Rev. Martin Luther King Jr. famously said that “the arc of the moral universe is long but it bends towards justice.” As Jews, we can take pride in the fact that it is our story of our liberation from Egypt which has, more than any other, inspired the human quest to make the world a more just place.
In the last week or so, this country has seen what I believe to be a decisive turn in the struggle for equal rights for gay and lesbian Americans. As I write this, the Indiana legislature is revising its recently passed “Religious Freedom Restoration Act” to eliminate the possibility that the law will be used to allow businesses to discriminate against gays and lesbians. The Georgia legislature is holding back on a similar bill -- after a number of Conservative rabbis were among the religious leaders testifying against it. The Arkansas legislature is revising its bill after Gov. Asa Hutchinson threatened to veto it, spurred on, he said, by a request from his own son.

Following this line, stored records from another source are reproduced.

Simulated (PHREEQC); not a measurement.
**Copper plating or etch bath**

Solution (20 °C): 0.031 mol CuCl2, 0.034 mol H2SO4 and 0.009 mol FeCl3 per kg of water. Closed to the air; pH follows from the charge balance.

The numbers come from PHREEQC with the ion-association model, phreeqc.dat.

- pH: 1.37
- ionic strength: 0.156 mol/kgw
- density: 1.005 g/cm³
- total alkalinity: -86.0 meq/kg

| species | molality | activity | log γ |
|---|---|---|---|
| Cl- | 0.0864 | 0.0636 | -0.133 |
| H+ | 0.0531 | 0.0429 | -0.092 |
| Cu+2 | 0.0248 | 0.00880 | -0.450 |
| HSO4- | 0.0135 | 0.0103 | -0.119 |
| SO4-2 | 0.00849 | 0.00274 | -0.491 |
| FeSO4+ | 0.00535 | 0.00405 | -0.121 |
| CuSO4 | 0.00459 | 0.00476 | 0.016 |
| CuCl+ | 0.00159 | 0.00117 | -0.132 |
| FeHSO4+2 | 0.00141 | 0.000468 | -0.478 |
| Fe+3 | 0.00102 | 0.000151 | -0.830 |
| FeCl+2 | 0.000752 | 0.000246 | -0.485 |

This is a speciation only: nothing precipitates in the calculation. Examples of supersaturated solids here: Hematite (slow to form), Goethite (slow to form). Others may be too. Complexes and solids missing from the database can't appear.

I recognize that within the Conservative movement, within our congregation and in our society as a whole there is a spectrum of beliefs regarding the issue of same-sex marriage. My own position on the issue in terms of halacha is that I would if asked be willing to officiate at a same-sex ceremony between two Jews, but it is not kiddushin, consecrated Jewish marriage. This position has the “virtue” of seeming too restrictive to most gays and lesbians while at the same time seeming radically permissive to those on the more traditional end of the Conservative spectrum.
It should also be noted that federal and state laws carve out a great deal of autonomy for religious organizations to handle these issues in accordance with their own beliefs. No clergy person can be forced to officiate at a marriage he/she thinks is not religiously acceptable. No congregation can be forced to accept any person as a member or even to comply with antidiscrimination laws as long as the religious body asserts that its actions are doctrinally required. For example, a religious group that feels homosexuality is a sin is free to discriminate against gays and lesbians in hiring clergy, religious school teachers, and even church secretaries or janitors if it asserts that this is what their religion requires. This is unlikely to change any time soon, nor should it.
But a pizzeria, a bakery or a florist shop is not a church. As Charles M. Blow wrote Wednesday in the New York Times: “when you enter the sphere of commerce in America — regardless of your “deeply held religious beliefs” — you have entered a nondiscriminatory zone in which your personal beliefs are checked at the register, and each customer is treated equally.
This is not to say that a gay couple on the eve of commitment should want to patronize a bigoted baker for a wedding cake, but rather that the refusal to render services based on that bigotry is untenable.”
My paternal grandfather was one of six children but only five of them lived long enough to migrate from Belarus to the United States. According to family legend, one brother died when he fell ill during the week before Easter and the Christian doctor in their town, acting from his own “deeply held religious beliefs”, refused to treat Jews that week. So I am not predisposed to accept “deeply held religious beliefs” as a reason to discriminate against other people in commerce or the public square.
This Pesach, as we celebrate and give thanks to God for our freedom, let us commit once again to helping to “bend the arc” towards greater justice for all.